KokaKiwi / rust-hex

A basic crate to encode values to hexadecimal representation. Originally extracted from rustc-serialize.
https://crates.io/crates/hex
Apache License 2.0
203 stars 57 forks source link

hex::encode performance #18

Open vladignatyev opened 5 years ago

vladignatyev commented 5 years ago

Hi,

My code heavily relies on hex::encode from your crate. I'm not sure that performance of hex::encode is a bottleneck in my project, but for some of my methods a single call to hex::encode takes about 1/4 of overall time the method takes. It's too long for my crypto-related stuff, yet hex is a very nice crate.

I started an investigation and added a bench for hex::encode in my fork. What's interesting is the fact that the performance of hex::encode depends on a length of input non-lineary.

Here is an output of cargo bench for information.

running 6 tests
test tests::bench_encode_512bits ... bench:         962 ns/iter (+/- 139)
test tests::bench_encode_256bits ... bench:         518 ns/iter (+/- 61)
test tests::bench_encode_128bits ... bench:         287 ns/iter (+/- 42)
test tests::bench_encode_64bits  ... bench:         163 ns/iter (+/- 93)
test tests::bench_encode_32bits  ... bench:         123 ns/iter (+/- 15)
test tests::bench_encode_16bits  ... bench:          95 ns/iter (+/- 63)

What I'm going to do is to try to improve the performance of this method. Please vote up / comment in a case my investigation and pull-requests are appreciated here.

Thanks!

vladignatyev commented 5 years ago

But it looks like it is impossible to do better 🐶

LukasKalbertodt commented 5 years ago

Hi there! Just a few quick comments from my side.

The non-linearity you see is probably caused by two things: constant measuring overhead and more importantly memory allocation. hex::encode allocates a String each time you call it. This has some significant overhead (a linear part that scales with the size of the allocation, but also a significant constant part). I am fairly sure that the relationship between input size and time get's pretty close to linear for larger inputs (16KB or so).

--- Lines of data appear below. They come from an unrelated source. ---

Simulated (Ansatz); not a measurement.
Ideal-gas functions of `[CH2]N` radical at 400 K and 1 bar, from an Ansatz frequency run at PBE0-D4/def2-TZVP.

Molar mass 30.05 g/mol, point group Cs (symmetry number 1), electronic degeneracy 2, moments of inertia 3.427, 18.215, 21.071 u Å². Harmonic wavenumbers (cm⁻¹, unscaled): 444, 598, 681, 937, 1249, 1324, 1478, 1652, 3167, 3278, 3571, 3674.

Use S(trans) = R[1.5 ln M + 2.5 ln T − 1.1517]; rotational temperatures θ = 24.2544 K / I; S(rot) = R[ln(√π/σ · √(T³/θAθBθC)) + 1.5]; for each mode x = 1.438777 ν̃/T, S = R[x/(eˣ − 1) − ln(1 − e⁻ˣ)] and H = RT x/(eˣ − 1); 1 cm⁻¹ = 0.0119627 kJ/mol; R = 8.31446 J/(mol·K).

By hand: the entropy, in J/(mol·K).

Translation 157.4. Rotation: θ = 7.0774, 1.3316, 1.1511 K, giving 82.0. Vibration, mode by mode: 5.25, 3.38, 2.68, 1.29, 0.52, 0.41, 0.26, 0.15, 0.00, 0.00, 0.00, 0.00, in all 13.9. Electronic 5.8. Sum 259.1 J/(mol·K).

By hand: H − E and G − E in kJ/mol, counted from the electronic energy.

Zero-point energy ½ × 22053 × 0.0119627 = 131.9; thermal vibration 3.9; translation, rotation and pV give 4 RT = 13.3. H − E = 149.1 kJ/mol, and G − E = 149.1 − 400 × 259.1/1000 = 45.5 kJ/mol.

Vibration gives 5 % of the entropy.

About improving performance: for larger inputs, you will be able to improve performance a whole lot by using SIMD instructions. A quick search brought up this crate: faster-hex which implements exactly that. I doubt that it will be faster for tiny inputs, though.

Also, related: #14

KokaKiwi commented 5 years ago

Hi, just sayin' that with last commit b86f391835bf6984b472ebad25a5282a5cc7e0a9 I managed to double performance according to benchmarks actually implemented:

test bench::a_bench ... bench:      31,055 ns/iter (+/- 11,988) = 412 MB/s

Compared to previous:

test bench::a_bench ... bench:      52,996 ns/iter (+/- 5,083) = 224 MB/s
taiki-e commented 3 years ago

FYI: #62 and #64 will greatly (7-10x) improve the performance of both encoding and decoding.